New Curriculum? What new curriculum?

If you read some of the initial drafts of the new Primary Curriculum, and some of the media coverage, blogging and tweets that accompanied it, then you’d be forgiven for burying your head in the sand when it came to the new curriculum. However, as so often is the case, you needn’t panic quite yet. The re-drafts brought a lot more sense to the process, and even in those subjects which seem radically altered, there’s still plenty of scope for retaining some of the excellent units of work which are already in place. In this blog I’m going to attempt to reassure you that you don’t need to start from scratch – indeed, you may not need to change much at all!

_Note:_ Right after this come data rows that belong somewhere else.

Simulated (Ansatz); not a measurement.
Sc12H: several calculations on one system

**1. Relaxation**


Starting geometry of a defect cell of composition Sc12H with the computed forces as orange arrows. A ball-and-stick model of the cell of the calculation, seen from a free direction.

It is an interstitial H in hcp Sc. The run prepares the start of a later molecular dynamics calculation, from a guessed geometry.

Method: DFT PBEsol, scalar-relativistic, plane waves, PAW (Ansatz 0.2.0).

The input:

I’ve attempted to break it down by subject, with only very brief mentions of the two key subjects of English and Maths. Partly this is because the amount of change and non-change is immense in both, but also because the changes are covered far better in detail by the comparison documents available at

This at-a-glance table gives an indication of the amount of change required for each subject, with red indicating substantial change, and green negligible.

Change Table

I have included a second blog on the key areas which will need addressing entitled: Headline changes for the Primary Curriculum.

Art & Design

The content is of the new Programmes of Study is so sparse (120 words across both key stages) that pretty much anything goes from September 2014. The specific requirements are so broad that the chances are that most units of work you currently have will still meet the new requirements.

A more detailed comparison of the new and old programmes of study can be found at


This is probably the subject which has had the most shouted-about change, but even it isn’t quite as drastic as it first seems. The wording of the new programmes of study is rather technical in places, but the reality is different.

Some teachers worrying that the new curriculum doesn’t include the traditional experience of spreadsheets, word processing, research online and creating presentations need not worry. They’re all still there (although called things like “work with variables”; “use and combine a variety of software”, “be discerning in evaluating digital content” and “presenting data and information”).

Equally, although there has been much focus on the need for programming at both key stages, and mention of technical sounding words & phrases such as algorithms, debugging & decomposing, the actual teaching is not necessarily wholly different from what is already in place. For example, schools using Beebots or Roamers in KS1 will easily cover several of the statements. Equally, KS2 classes who have used Logo, Flowol or Scratch will soon find themselves able to meet the criteria.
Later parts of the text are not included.